The business world is adopting an on-demand model. And if the contact center is an important part of your business, it will have to fit the on-demand model of design for change. Whatever challenge you face: reorganization, spin-off, M&A, outsourcing or off-shoring, you need to build flexibility into your call center infrastructure. You need Contact Center On-Demand, or “CCOD” as we’ll describe it in this article.
Two Routes to CCOD
Before we further explain what CCOD is and how it works, let’s acknowledge that there are two fundamental ways to enjoy its benefits:
Basic Benefits of Self-Hosted CCOD
The essence of self-hosted CCOD is a flexible framework that can help your organization free itself from the rigidity of legacy call center technology, where any change is expensive, and change at the speed of business – i.e. On-Demand – is prohibitively expensive. Self-hosted CCOD transforms the way you acquire and manage your call center infrastructure by providing:
Flexible Delivery Model
Unlike traditional call center technology, self-hosted CCOD is based on a flexible delivery model (FDM) that allows you to assign the right call center infrastructure resources to any part of your organization at any time, and instantly redeploy those resources as your business needs dictate. FDM starts with the call center platform itself being multi-tenant in nature and virtual by design.

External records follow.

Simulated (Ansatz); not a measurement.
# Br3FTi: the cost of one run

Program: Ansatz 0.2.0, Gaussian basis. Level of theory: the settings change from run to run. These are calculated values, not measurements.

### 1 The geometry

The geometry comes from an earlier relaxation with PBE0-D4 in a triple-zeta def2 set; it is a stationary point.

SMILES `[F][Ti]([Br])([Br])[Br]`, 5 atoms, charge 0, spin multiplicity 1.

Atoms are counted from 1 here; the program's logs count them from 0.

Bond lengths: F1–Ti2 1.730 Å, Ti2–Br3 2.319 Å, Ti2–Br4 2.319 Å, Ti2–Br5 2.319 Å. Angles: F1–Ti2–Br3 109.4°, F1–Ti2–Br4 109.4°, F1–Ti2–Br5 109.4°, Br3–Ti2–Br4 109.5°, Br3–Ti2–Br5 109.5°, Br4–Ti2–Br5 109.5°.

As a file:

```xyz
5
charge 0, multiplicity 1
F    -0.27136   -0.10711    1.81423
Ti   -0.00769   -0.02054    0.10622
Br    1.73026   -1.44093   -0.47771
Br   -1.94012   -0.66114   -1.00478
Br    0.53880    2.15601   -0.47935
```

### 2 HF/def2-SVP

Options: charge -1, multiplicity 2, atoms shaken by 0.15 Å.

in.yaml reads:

Multi-tenancy means that there no longer needs to be a one-to-one relationship between a call center platform and a company, division or business unit. Virtualization means that there no longer needs to be a one-to-one relationship between a call center platform and a physical location. CCOD is the combination of these two factors, which gives you the power to:
Benefits of the Flexible Delivery Model
By now, I’m sure you’re starting to picture how this approach could dramatically streamline your call center operations. FDM can also:
Now you can cope with all of this and more.
Flexible Financial Model
Let’s start with the hardware. Hardware is hardware, and you’ll need it on your premises. Not much flexibility there. But since self-hosted CCOD is based on inexpensive, commodity hardware, this cost is minimized, and the potential for repurposing is maximized. Also, since most of the core servers can be located centrally, additional savings are realized.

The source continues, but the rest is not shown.